Art · New York City

Hacking the Met

After spending three weeks job and apartment hunting (which has made the three weeks feel like three years), I have gone out to enjoy what New York City has to offer!

66135_10152536777041953_850875758_nI learned about Museum Hack through a friend of a friend (which is how New York really works) and when I saw on Facebook they were offering discounted tours for $9, I jumped on it!

The concept is this: these are small group tours (I think we had about eight people in total) unaffiliated with the Metropolitan Museum of Art designed to show you not the highlights, but the hidden treasures you didn’t know were there. And with a museum like the Met, with more than two million works in its collection, there are definitely pieces you could easily walk past a hundred times without even realizing they’re there.

The tour by itself would be interesting enough to attract the average art enthusiast. However, the creators of Museum Hack, Nick and Mark (both of whom I met on this excursion), want to make the Met accessible to the general public as a whole, which is a task in itself.

William, the Unofficial Mascot of the Met.

At the beginning of the Museum Hack tour, you’re asked to introduce yourself to your tour group with a power move (I chose the classic sprinkler) and something that you’re passionate about. Suddenly, you’re not just present to absorb information as a passive bystander. You’re interacting with the tour and, therefore, the art in a unique way. They don’t want to tell you what the plaque beneath the piece already says, or even what a quick scan of a Wikipedia page will tell you. They want to show you why art is as quirky and funny and messy as every day life.

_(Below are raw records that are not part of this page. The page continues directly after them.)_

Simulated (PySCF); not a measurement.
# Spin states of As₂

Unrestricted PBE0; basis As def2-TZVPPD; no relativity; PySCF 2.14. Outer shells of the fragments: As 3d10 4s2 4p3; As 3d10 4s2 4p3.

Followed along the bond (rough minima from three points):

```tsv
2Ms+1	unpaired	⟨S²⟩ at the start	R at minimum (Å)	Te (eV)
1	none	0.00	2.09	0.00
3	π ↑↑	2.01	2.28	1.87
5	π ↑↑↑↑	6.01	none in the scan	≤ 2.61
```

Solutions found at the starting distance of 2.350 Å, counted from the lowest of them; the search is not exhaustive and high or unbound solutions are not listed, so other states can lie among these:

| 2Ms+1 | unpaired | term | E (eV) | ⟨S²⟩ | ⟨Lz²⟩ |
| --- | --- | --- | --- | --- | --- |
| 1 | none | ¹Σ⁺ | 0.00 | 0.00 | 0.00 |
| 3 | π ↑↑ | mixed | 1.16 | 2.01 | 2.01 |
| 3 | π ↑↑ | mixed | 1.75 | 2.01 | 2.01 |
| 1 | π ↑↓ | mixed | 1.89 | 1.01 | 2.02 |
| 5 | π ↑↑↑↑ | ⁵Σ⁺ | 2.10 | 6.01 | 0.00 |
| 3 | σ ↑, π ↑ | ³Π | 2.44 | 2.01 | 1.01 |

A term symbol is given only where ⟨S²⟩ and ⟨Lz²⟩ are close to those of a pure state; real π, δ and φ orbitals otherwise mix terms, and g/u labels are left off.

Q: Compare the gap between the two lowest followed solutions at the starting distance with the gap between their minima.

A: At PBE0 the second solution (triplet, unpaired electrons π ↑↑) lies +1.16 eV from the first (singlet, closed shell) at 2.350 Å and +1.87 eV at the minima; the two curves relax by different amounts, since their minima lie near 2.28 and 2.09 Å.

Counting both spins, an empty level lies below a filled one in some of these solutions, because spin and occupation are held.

Example: How William the Hippo (as seen to the right) became the unofficial mascot of the Metropolitan Museum of Art. (As told by Dean in 60 seconds or less.)

Nick and Mark (and those who work for them) are all clearly passionate about the museum world and what role art has in interpreting history. As Mark said during the tour:

Humans have been humans since the dawn of time.

In some instances, art is all we know about some cultures: what they looked like; how they dressed; what was important to them. They even had senses of humor back in the 1600s! (I know, who knew, right?)

After the tour, I got to sit down with Nick and Mark. What they’re doing is the very reason why I’m up in New York, trying to get my foot in the door. I believe that art helps our understanding of humans throughout history, and its what will humanize our generation centuries on.

They are in the process of creating unique tours for sides of the Met not often thought about:

+ The VIP tours, where you meet after hours and bring your vices.
+ The Sexy Met, to get you and your loved one in the right mood.
+ The Butt Tour, well, I mean. There’s a lot of butts in art.

They’re creating tours for the unique museum goer. Whether that means for someone who already knows all the highlights and wants the stuff that falls between the cracks, or someone who may not necessarily gravitate towards the more typical museum experience.

I highly recommend Museum Hack for anyone, whether you’re a local or just visiting. This is the kind of uncommon experience people look for, something that you can’t get cut and pasted into another city. Even when Museum Hack expands to other museums (and I do believe they will), every tour in every museum will be a unique experience from anywhere else.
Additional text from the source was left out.